The Galwan Valley Fiasco: Many Questions Still Await Answers: Maroof Raza
It is very difficult to accept that a trained soldier carrying a weapon will not open fire if he faces a life-threatening situation
by Maroof Raza
As the reports of clashes between Indian and Chinese soldiers dominate news headlines in India, one is reminded of the statement of US Senator Hiram Johnson that “truth is the first casualty of war”. In the current context, it would be more accurate to say that, withholding of information, has added to the confusion about where lies the truth in all that is being reported. And the fault for this lies with both the government’s spokespersons and with the media that is hungry for information, and if this isn’t provided, then it leaves room for speculation, which officials could denounce as inaccurate.
Those familiar with the milestones of Pakistan’s sponsorship of the insurgency in Kashmir would recall the Charar-i-Sharief standoff in May 1995. With little official information forthcoming, the media turned its attention onto a certain militant, ‘major’ Mast Gul, and made him a larger than life figure. In a similar way, China has achieved the first mover's advantage in Galwan and the bits and pieces of information coming out about the nasty stone-age style fighting that took place recently have raised questions that haven’t been answered.
Since it was a military to military engagement, it would have helped if the Indian Army had spoken (to the media) immediately after the fighting and the deaths at the Galwan Valley. The shortcomings of the PROs at the MoD (Ministry of Defence) had led General Malik to create an Army (Media) Liaison Cell during the Kargil conflict, to the annoyance of bureaucrats in South block. It is now a large setup. Even so, there are many questions that only a detailed after-action report will answer.

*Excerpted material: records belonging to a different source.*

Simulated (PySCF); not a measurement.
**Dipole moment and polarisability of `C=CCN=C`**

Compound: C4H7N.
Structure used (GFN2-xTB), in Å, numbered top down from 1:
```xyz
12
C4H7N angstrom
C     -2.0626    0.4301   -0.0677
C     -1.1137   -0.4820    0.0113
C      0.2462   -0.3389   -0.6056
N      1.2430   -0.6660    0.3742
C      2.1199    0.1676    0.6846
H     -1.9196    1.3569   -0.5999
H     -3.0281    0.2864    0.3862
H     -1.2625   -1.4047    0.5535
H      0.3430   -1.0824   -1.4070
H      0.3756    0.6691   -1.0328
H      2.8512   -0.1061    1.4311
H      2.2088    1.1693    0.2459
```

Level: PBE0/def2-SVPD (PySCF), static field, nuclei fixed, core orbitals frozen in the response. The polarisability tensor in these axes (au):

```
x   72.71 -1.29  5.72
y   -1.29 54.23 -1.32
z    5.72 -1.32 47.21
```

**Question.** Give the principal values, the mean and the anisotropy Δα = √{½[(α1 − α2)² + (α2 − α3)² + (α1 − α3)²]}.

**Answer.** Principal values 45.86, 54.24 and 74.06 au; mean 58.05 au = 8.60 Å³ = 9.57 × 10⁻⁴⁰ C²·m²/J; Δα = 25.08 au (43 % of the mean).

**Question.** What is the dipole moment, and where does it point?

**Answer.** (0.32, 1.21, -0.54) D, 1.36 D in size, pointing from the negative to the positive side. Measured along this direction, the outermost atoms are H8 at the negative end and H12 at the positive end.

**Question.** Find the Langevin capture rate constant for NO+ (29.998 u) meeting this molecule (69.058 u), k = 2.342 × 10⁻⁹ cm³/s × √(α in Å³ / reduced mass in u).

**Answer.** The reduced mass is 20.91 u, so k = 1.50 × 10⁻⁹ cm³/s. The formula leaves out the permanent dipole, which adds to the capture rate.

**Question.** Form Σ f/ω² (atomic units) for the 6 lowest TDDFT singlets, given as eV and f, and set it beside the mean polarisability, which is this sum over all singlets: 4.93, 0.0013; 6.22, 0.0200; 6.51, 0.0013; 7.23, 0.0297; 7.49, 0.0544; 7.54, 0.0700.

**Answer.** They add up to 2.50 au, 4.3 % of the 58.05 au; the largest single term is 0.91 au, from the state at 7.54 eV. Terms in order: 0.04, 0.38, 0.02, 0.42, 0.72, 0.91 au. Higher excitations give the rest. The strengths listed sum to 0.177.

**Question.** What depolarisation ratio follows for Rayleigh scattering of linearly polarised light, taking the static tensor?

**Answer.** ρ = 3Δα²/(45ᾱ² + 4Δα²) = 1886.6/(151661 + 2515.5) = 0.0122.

However, it is surprising that two decades after the Kargil conflict and with a full study report that was authored by many eminences including the late K Subrahmanyam (the father of our current external affairs minister), there seems to a similarity between the sequences that led to the Kargil conflict and the current fiasco at the Galwan Valley.
For a start, it is now clear that our understanding and assessments of China’s intentions, and its larger strategic agenda, was completely off the mark. More so, its systematic build-up of forces along the LAC – even though visible to private satellites – was missed by our intelligence agencies. Why? A similar failure had led to General Musharraf building his force levels near Kargil. The intelligence agencies had passed the blame onto the Army – as stated by General Malik in his detailed account on ‘Kargil’- by getting their friends in the media to build such a narrative. But must we accept this failure in external intelligence gathering, once again, and cover it up?
The first reports that came in after our soldiers were killed were that a Colonel was dead along with a few soldiers. This was very surprising. A commanding officer (CO) could not have gone across the LAC, to the Chinese side, without the force level needed for his sufficient protection. This was the question by some of us – on television – but the answers came in dribbles of official information. And even as the total number of dead Indian soldiers rose to 20, it still didn’t make sense -- how a CO could be so cavalier as to go across to the Chinese side and be stoned to death, with nearly an undersized platoon of men? He should have been accompanied by at least another officer with a backup force. More so, why didn’t these men fire back at the Chinese when their CO and colleagues were being stoned to death?
Every soldier is armed – as the External Affairs Minister had asserted after there was public speculation about whether these troops of 16 Bihar regiment were or not – and it is very difficult to accept that a trained soldier carrying a weapon will not open fire if he faces a life-threatening situation, as they did in this case. He is trained to fight with weapons, not iron rods, sticks and stones. Yes, our men did that in 1962, on the Himalayan front lines – like in Namka Chu – when Lt Gen ‘Bijji’ Kaul, a favourite of Pandit Nehru and Krishna Menon, placed them on the McMahon Line, ill-equipped and barely armed. But does the adherence to agreements with China, most notably to clauses in the 1996 Agreement that forbid ‘no use of military capability by either side‘, permit the use of stones and iron rods with nails studded on them?
More importantly, when these men were involved in fighting for their survival – having been ambushed, as we are told – did they communicate their plight to their higher headquarters? Every CO is accompanied by a radio operator with a radio link to his higher headquarters. Did they know about his situation, as it was unfolding, and if they did, why didn’t they react? Why wasn’t a QRT sent? A good general – like the late Major General Sagat Singh, the hero of the battles at Nathu La in 1967 – would have gone hammer and tongs for the Chinese, and faced the flak, later. But here, it seems strong restrictions were imposed. And if so, by whom? The buck must stop somewhere.
Yes, the CO and his boys went down fighting and it is said they killed more Chinese soldiers than the casualties we had suffered. Our hats off to them. But others who were with this CO, Colonel Babu, were taken ‘prisoners’. They’ve now been returned, and many others were wounded. Why was this not communicated to the public? It would be argued that this information was being ascertained, hence the delay. That’s understandable. But why wasn’t the media told the whole truth, that there were more than those who died who had gone along? Moreover, what was their purpose? Was it to check that the Chinese had pulled out in the hours of darkness? Initial reports suggested that they died fighting in the night. Or were they ambushed on their way back?
The single most important finding of the Henderson Brooks report – affirmed by those who have written about it – was that India’s Army was let down by its Generals in the 1962 debacle. Let us hope that the same is not said about our military leadership now when a detailed analysis is made about the fiasco at the Galwan Valley. The Chinese commanders have got even for the 2017 Doklam standoff, and now having tasted blood, they would be in no mood to pull back. That will be our biggest challenge hereafter. What would we settle for now?